Breaking Records, Taking Measurements
When the Philae lander touched down, it became the first craft ever to make a controlled landing on a comet nucleus, but this is far from the only record it will set. Remarkably, it will be the first craft to venture beyond the main asteroid belt on solar power alone, despite the fact that, at 500 million miles (800 million kilometers), sunlight plunges to a scant 4 percent of Earth levels. The lander will also snap the first shots ever taken on a comet's surface, while Rosetta will become the first spacecraft to orbit a comet's nucleus, the first to fly wingman to an inbound comet and the first to witness its sun-induced changes up close [sources: ESA; ESA].
The orbiter hosts various gadgets planned to work in tandem with the lander's equipment. Ultraviolet and thermal-imaging spectrometers, along with a microwave instrument, will analyze the coma and help the lander study the comet's nucleus and coma-related outgassing. An onboard radio-wave sounder will also help Philae study the comet's internal structure. Rosetta will further analyze the coma's dust using an ion mass analyzer, a grain impact analyzer and dust accumulator, and a micro-imaging dust analysis system. Other instruments will study the comet's atmosphere, ionosphere and plasma environment, including temperature, velocity, gas flow density and magnetic field. Rosetta also sports a dual narrow-/wide-angle camera that sees in the visible, near infrared and near ultraviolet wavelengths.
The lander carries 10 experiments to observe, sample and analyze the comet's composition, supported by a drilling subsystem that can bore up to 9 inches (23 centimeters) and deliver material to onboard instruments. Among them is an alpha proton X-ray spectrometer, which distinguishes chemical elements by exposing a sample to a radioactive source and analyzing the energy spectra of bounced-back alpha particles, protons and X-rays [sources: ESA; NASA].
Philae also has a panoramic visible and infrared camera system, along with a landing imager. It will use a radio wave sounding system to map the comet's core structure and an electric sounding and acoustic monitoring system to gain a sense of the comet's mechanical and electrical characteristics. A multipurpose sensor will study surface and subsurface properties, and a magnetometer and plasma monitor will track the body's magnetic field and charged particle environment [sources: ESA].
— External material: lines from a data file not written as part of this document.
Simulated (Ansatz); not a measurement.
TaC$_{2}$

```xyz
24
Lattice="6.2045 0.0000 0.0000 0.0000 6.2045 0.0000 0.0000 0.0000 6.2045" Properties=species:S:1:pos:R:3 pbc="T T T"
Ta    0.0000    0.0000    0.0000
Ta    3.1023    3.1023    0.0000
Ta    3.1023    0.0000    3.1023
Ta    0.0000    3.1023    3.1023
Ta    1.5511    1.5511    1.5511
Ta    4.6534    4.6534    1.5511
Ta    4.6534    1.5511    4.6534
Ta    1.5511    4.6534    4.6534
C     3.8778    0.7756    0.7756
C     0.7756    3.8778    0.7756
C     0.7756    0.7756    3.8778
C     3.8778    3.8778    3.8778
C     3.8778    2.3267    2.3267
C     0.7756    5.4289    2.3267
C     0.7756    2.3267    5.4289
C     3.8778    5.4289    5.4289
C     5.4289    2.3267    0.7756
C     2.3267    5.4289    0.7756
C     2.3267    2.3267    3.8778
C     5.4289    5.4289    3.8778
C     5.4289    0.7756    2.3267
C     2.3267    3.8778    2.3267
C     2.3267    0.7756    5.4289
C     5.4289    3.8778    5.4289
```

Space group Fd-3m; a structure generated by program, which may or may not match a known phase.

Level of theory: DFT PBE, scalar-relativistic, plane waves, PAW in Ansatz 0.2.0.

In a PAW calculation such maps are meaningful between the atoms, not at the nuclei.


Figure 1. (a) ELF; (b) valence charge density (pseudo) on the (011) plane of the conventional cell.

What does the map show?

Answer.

Two gas analyzers will sort out the comet's surface makeup. One, COSAC, combines a gas chromatograph and mass spectrometer. The other, PTOLEMY, uses an ion trap mass spectrometer to analyze surface solids and atmospheric gases [sources: ESA; NASA].
It's a lot of equipment to fit into two small boxes, but decades of launching probes have taught ESA and NASA a thing or two about packing.
Author's Note: How do you land a spaceship on a comet?
I've written in previous articles about the staggering complexity of launching a spacecraft to a specific planetary site or along a particular trajectory in space. Although we know -- or, at least, study -- the orbits of many objects, planets and moons, the distances and speeds involved are, well, astronomical, to say nothing of the gravitational tugs exerted by the various masses circling the sun.
As astonishing as such achievements are, often the hardest part of a space mission is not getting there, but rather surviving the trip. We tend to take it for granted that, assuming the launch goes well and no one confuses metric with English units, the craft will function. I guarantee you the scientists and engineers who design, build, (test, test, test) and launch these craft are not so sanguine about it. As the spotty-at-best track record of early planetary probes illustrates, engineering a craft to survive the rigors of space and hibernation for months, let alone a decade (!), still rates as one of the most extraordinary feats of engineering ever attempted -- and that's before you strap your meticulously assembled collection of instruments, control systems and propulsion onto one of those controlled explosions we call rockets.